Protocol 19 confirmed that the UK could request participation in all or part of the measures under the Schengen acquis at any time it wanted. It might also choose to take part or not in the development of the Schengen acquis in which it participates. However an almost identical measure to that provided for by the protocol on the area of freedom, security and justice was introduced in the event of a refusal.

Protocol 30 covered the specific elements demanded by the UK (and Poland) regarding the application of the EU's Charter of Fundamental Rights. It indicates that the Charter does not extend the Court of Justice's capacity or that of a British jurisdiction to deem that the laws and regulations or national administrative practices are in contradiction with the fundamental principles reiterated in the Charter.
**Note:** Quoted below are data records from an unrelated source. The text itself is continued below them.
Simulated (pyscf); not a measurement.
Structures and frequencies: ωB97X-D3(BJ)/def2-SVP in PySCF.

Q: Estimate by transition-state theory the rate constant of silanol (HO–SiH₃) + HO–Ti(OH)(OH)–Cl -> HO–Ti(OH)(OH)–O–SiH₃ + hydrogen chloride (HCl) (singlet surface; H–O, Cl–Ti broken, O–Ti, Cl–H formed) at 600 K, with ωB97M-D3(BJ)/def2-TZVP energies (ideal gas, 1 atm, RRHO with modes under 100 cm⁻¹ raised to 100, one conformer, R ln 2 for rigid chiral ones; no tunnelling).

II. Remain or leave: a derogatory system to protect

1. Remaining in the European Union: the opt-in and the February 2016 arrangement

In the event of the UK deciding to remain in the Union on 23rd June, the derogatory regime that resulted from the Lisbon Treaty and the decisions taken by the British authorities on its basis would continue to apply. In addition to this we might add the measures resulting from the arrangement made for the UK during the meeting of the heads of State and government on 18th and 19th February 2016, which involve the implementation of the principle of free movement [14]. These measures comprise the political commitments of the European Council and do not involve the revision of the treaties. However their application would suppose prior modifications to secondary laws as required. The application of the co-decision procedure will enable the European Parliament to assert its point of view regarding the arrangement. Moreover it will suppose a certain time span before the measures can effectively enter into force.

Basically the arrangement acknowledges that it is legitimate to take an exceptional situation into account. It is therefore possible to provide at Union and national level measures that help stem flows of workers when these are so great that they have a negative effect both the Member States of origin and also destination.

In addition to this, limits can be set on the right to free movement for social and economic reasons, and also for reasons pertaining to public order, security or public health. Hence if imperious reasons of general interest justify the situation, the free movement of people can be restricted by measures in line with the goal that is legitimately being pursued.

The arrangement includes a warning mechanism and an emergency brake designed to rise to the challenge of an (exceptional) influx - and for an extended period - of workers from other Member States. As a result a Member State will, after an assessment, and on the proposal of the Commission, be able to restrict access to non-contributory work associated benefits. However this restriction must be gradual and progressive access must be accommodated so that the worker can receive all benefits after a period of four years. This type of authorisation will be limited to a period of 7 years. The European Commission admits in the arrangement that in view of its situation the UK can already activate this mechanism.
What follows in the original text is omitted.